Info
2007 - 2009
Under the title Play Out, over the coming two years the Netherlands Media Art Institute in Amsterdam will be making its own documentation collection and a part of the collections it administers available digitally. Together with research into uncompromised storage on hard discs, this will be made possible by the award of a grant from SenterNovem as part of the Digitizing with Policy (DmB) program.
After the necessary first wave of digitization in which the emphasis lay on digitizing and conserving media art works, it is now high time for the second wave of digitization, in which the accent will be on the consolidation of generated content and making it widely accessible. The most important motive for this is the potential created by digitization and the internet, which involves presentation, distribution and collection alike, and offers the possibility of reaching a world-wide audience.
Beginning in 2005, in the Content in Context project the Netherlands Media Art Institute placed its own collection of autonomous video art on a streaming server and developed a new database. This made the distribution collection available digitally in-house, where it can be viewed full screen. At the same time, the distribution collection went on line on the website http://catalogue.montevideo.nl. In addition to reading a description of the works, the visitor can view video fragments, and search titles, artists, date of creation and subjects via the internet.
The Netherlands Media Art Institute administers the largest video art collection in Europe, comprised of 1900 works by Dutch and international artists. According to research report by the Dutch Social and Cultural Planning Agency presented on December 13, 2006, the Netherlands Media Art Institute is one of the creative pioneers in the European Union in the development of innovative applications in making collections available digitally.

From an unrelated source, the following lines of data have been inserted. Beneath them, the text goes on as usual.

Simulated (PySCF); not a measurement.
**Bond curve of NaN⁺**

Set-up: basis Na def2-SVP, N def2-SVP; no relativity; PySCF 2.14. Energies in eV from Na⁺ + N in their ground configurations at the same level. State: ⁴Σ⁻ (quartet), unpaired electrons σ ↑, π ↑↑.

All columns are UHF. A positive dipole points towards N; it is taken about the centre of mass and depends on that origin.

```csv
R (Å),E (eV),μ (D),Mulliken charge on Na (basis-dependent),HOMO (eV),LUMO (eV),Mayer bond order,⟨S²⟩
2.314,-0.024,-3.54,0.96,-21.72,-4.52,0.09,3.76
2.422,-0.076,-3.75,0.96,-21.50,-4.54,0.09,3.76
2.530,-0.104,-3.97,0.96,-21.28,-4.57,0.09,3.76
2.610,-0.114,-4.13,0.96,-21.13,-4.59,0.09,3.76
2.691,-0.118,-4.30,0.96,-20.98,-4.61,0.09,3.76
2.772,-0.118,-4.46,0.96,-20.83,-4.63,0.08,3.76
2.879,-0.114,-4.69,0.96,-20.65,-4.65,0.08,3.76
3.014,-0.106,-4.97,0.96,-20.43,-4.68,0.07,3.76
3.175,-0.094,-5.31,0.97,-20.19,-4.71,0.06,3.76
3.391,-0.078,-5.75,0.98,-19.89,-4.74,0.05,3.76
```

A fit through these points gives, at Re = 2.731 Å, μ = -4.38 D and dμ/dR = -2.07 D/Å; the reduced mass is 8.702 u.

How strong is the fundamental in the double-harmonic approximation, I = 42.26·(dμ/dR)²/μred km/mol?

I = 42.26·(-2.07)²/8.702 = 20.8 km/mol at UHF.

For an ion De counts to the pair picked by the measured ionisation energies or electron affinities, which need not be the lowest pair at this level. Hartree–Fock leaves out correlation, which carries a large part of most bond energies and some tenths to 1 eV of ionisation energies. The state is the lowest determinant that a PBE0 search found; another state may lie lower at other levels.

Through the subsidy as a part of the Digitizing with Policy program, the Netherlands Media Art Institute can take the next important steps in the process. The history of the Institute itself, including for instance its own productions and video recordings of interviews and exhibitions, will be conserved and made available digitally. But even more important is offering digital access to a number of important media art collections that are managed by the Institute, making these available to interested parties for research in our mediatheque, to the institutions involved, and openly accessible to the public via internet. We will begin with the collections of the ICN, de Appel, the Kröller-Müller Museum and the Groningen Museum. In addition the Netherlands Institute will carry out a technical pilot project for the following step in permanent and massive storage after Digital Betacam.
The accessibility of the collection of media art in The Netherlands will be substantially improved as a result of this project.